3.2.2. IPU memory used by a Poplar computational graph
The memory used by a Poplar graph is composed of:
Tensor variables, which contain the data at the input and output of a vertex, such as weights, optimiser states, and weight update values;
Vertex code, which is generally the code performing numerical operations;
Vertex state memory, used by variables local to a vertex instance;
Exchange code, which contains the code needed during the exchange phase
Exchange buffers, which contain data used during the exchange phase.
The exchange code and buffers exist for three types of exchanges:
Internal exchange for exchanges between tiles on a same IPU
Inter-IPU (or global) exchange for exchanges between IPUs
Host exchange for exchanges between the IPUs and the host
First-in first-out (FIFO) queues on the IPU also exist to enqueue and dequeue data coming from the host.
3.3. Always-live and not-always-live memory
The memory used by the data is allocated by the Poplar compiler at compile time. The compiler tries to re-use memory by considering memory use over the entire duration of the graph execution. For example, two variables may share the same memory addresses if the lifetime of each variable does not overlap.

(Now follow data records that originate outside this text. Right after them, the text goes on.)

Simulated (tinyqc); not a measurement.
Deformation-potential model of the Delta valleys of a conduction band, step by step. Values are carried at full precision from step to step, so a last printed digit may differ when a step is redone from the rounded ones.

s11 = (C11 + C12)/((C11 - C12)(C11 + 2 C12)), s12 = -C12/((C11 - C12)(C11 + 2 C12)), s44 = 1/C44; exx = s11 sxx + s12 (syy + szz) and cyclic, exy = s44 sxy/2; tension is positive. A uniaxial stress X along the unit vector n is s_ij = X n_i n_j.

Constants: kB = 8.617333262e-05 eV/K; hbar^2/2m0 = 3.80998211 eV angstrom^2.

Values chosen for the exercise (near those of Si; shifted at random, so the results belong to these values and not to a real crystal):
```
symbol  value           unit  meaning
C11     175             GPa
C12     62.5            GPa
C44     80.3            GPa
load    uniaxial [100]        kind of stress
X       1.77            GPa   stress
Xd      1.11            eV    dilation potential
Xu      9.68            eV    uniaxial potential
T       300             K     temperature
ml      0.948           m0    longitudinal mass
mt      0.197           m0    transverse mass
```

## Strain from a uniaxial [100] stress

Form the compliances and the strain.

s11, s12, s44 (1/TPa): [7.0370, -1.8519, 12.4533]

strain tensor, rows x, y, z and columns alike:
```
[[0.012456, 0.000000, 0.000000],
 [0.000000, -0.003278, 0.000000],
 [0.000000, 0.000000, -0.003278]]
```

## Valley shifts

Memory that is allocated to a specific entity (for example, compute set code, variables and constants) for the entire lifetime of the graph execution is called always-live memory.
Similarly, the data for not always live variables are only needed for some program steps. If two variables are not live at the same time, they can be allocated to the same location, thus saving memory. This memory is referred to as not-always-live memory.
It is the combination of always-live and not-always-live memory requirements for a model that determine the total memory use and therefore affect performance.
3.4. Tensor variables memory use
3.4.1. Number of model parameters
At this stage, it is worth doing some back-of-the-envelope calculations to identify which elements of the models (such as convolution kernels, dense layers, embedding tables) may be the largest contributors to the data memory use.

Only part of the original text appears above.